[sword-devel] XSLT vs. C++
dmsmith at crosswire.org
Wed Dec 1 07:34:29 MST 2010
I like Plato's Chair analogy. But not the conclusions drawn from it.
I think we all agree that some level of structural markup is necessary to identify: books, chapters, verses, titles, intros, words of Christ, footnotes, cross-references, and anything else we might want to treat specially beyond just presentation.
I like deep structural markup that goes beyond what we currently use, e.g. markup of names and place names, so that we are not limited by what we have done, but what we can envision later.
Some structural markup, such as poetry markup, today is used as merely presentational. As a result, it often is not structurally meaningful. This is a problem of the module maker creating something that looks nice but of which there is no value to software processing (e.g. getNextPoetryBlock() just won't get the desired results.
The problem with the Plato's Chair analogy is that SWORD is not merely an idea, but *an* implementation of that chair. I'd say it looks rather like a 1980's dinette chair constructed of steel tubing and vinyl cushions.
The biggest problem I see with the modules and the filters is that they are lossy and/or incomplete. I'll keep my remarks to the OSIS process as that is what I am most familiar, and since it is *a* chair, it is not too far removed from ThML's chair.
Regarding the modules, of necessity, we transform BSP OSIS (aka Book, Section, Paragraph with verse markers) into BCV (Book, Chapter, Verse) without verse markers. (ThML, GBF, PlainText readily lend themselves to BCV directly. I'm going to guess that is *a* major motivation for ThML.)
The purpose of osis2mod is to transform the publishers' chairs into SWORD's chairs. The shortcoming of using IMP or VPL to import OSIS (or any other module type) is that it bypasses such a transformation and puts the burden on the module maker to construct SWORD's chair directly.
Regarding the filters, there is an agreement that they need help. The problem with the OSIS to HTML filters is that they are not written to display what is defined by the OSIS spec, but only what the filter author thought was important. Some examples: OSIS allows for a title to be within a title, that is, to have sub-titles. OSIS allows rich markup within titles, such as footnotes, cross-references, divine name, etc. OSIS allows for significant content between verses. Words of Christ in verses can be punctuated by other words. These were or are problematic to these filters.
The second problem with these filters is that they are lossy. The filters only look for a subset of the OSIS tags and attributes. Examples: the "n" attribute on footnotes. Of the various types of <hi> bold is handled well, but everything else gets italic (line-through, acrostic, illuminated, small-caps, sub, super). Table, row and cell are ignored (these could easily be in genbooks). And lots more....

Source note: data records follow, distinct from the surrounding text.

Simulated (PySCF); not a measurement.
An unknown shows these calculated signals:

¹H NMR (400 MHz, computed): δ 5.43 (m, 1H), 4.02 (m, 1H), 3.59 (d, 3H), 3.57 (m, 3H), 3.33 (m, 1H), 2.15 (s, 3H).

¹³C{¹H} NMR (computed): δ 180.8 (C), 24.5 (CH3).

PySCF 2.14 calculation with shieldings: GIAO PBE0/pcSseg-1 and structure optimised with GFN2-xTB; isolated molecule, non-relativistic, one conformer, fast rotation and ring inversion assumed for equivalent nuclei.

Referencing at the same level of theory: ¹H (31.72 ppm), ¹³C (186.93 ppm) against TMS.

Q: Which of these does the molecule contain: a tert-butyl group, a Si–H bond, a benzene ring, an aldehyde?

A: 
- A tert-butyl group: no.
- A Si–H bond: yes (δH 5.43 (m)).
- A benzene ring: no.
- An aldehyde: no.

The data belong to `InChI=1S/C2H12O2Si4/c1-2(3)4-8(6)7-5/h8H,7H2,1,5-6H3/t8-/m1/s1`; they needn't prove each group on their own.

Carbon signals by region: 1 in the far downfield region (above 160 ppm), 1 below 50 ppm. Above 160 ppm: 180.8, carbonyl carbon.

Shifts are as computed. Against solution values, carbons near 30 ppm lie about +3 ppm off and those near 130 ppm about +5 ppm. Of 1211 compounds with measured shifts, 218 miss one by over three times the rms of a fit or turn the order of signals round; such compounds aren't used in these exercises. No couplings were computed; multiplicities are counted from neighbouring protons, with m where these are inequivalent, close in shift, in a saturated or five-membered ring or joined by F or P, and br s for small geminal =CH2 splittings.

This is a community effort and we all have different skill sets. I'm particularly weak in doing C++ coding as I have been away from it for too long (I started with C++ 1.0 and moved to something else just before 3.0 was released). Otherwise, I'd have tackled the lossy-ness of the filters.
As I look at the code, the essential part of the SWORD chair seems to be how it pulls out of line various components into easily addressed structures: titles, footnotes, ..... I've tried but I don't understand this at all.
Within the osishtmlhref filter there are various notions that are necessary to understand but are entirely baffling to me: suspendTextPassThru, suspendLevel, lastSuspendSegment, supressAdjacentWhitespace, <!P>, <!/P>.
So, if one were to write a new OSIS filter from scratch, I'd like to know what has to be done to meet/match SWORD's ideal chair.
On Dec 1, 2010, at 7:20 AM, Troy A. Griffitts wrote:
> The logic to get from any Publisher Source Document to rendered HTML is
> a very complex task to solve.
> We conceptually create Plato's Form of, say, a Bible, and try to fit
> imperfect Publisher markup into this concept. A Bible has verses,
> headings between verses, chapter intros, footnotes, crossrefs, lemma
> information, etc.
> If we do not do this, then we become a PDF reader-- there are already
> PDF readers and we lose the ability to do Bible specific things with our
> software. For example, if we didn't normalize the concept of crossref
> across all Books, then we couldn't turn them on and off; we couldn't
> provide a crossref panel in the reader which fills according to which
> crossref is hovered over, etc. Same with notes, strongs, headings, etc.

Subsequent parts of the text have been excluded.